Workspace ONE UEM right back to the early days when it was Airwatch is inherently multi-tenanted. We achieve this through Organisation Groups.

Our Shared SaaS tenants are the same codebase as what you’d get to deploy On-Premises so even we rely on Org Groups to achieve the required separation.

With this in mind, there are many reasons why you as a customer may need to rely on this capability. Read on to find out more.

The easier way I find to define an Org Group is to compare it to on Organisational Unit in Active Directory. They are like folders where devices can “land” after enrollment. What makes them so powerful is that they are hierarchical with a Parent -> Child relationship with settings inheritance that you can inherit or block.

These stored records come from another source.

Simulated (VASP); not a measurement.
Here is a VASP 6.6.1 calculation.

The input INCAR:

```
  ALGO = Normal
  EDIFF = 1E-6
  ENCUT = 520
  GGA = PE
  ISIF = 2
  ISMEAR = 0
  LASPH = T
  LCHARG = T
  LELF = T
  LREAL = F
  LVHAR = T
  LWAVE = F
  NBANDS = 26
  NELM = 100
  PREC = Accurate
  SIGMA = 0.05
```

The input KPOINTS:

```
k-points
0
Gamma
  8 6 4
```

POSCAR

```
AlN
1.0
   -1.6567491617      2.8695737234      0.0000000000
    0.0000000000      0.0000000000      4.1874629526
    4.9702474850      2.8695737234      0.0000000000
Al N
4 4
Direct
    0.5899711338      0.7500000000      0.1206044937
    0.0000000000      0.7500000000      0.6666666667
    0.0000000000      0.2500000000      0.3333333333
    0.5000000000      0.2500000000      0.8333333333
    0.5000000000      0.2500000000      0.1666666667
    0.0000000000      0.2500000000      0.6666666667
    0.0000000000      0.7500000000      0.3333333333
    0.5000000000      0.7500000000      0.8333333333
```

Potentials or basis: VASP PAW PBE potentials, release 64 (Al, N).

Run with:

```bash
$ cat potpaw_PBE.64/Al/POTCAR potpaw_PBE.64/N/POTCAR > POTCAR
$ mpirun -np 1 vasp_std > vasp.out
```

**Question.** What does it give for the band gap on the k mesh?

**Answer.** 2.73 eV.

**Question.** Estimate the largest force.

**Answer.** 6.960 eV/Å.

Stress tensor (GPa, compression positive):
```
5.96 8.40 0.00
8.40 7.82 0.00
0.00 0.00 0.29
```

We like to talk about the very top level being the ‘Parent’ where a majority of the organisation wide settings take place. This is where settings that are common to everyone would get configured. Things we typically see configured here (among other things) are:

  • Airwatch Cloud Connector
  • Email Domain Enrollment Registration
  • Directory Services
  • Syslog
  • Certificate Authorities
  • Identity Manager Connector/Workspace ONE Access/Identity Manager integration
  • Device Enrollment Program
  • Volume Purchase Program

 This is done here because its usually unlikely to have more than one of these configurations for each environment.

Its important to point here that (generally) there is no reason why some of these settings’ inheritance can’t be set to “Override” so you can add another configuration applied at a ‘child’ Org Group.

So if we’re talking about setting up a good structure, and remember there is no “one size fits all”, we configure a majority of the above at the Parent, and then set up Children Org Groups for different use cases or scenarios.

Child Org Groups can have their own Apps, Settings, Profiles and Configurations. If you need to separate configurations based on your logic device structure this is where you’d use them. Some scenarios we see are:

  • PARENT ORG GROUP (Company)
      • BYOD 
      • Corporate Devices
      • Executives
      • Kiosk Devices
      • Contractors

This may be needed because you could have more restrictive policies on Corporate Devices or you may have a different set of Support Staff looking after these use cases. As an example, you may only give administrator rights to see the location of Executives devices’ to a subset of admins and you can apply this role on the ‘Executives’ Child Org Group.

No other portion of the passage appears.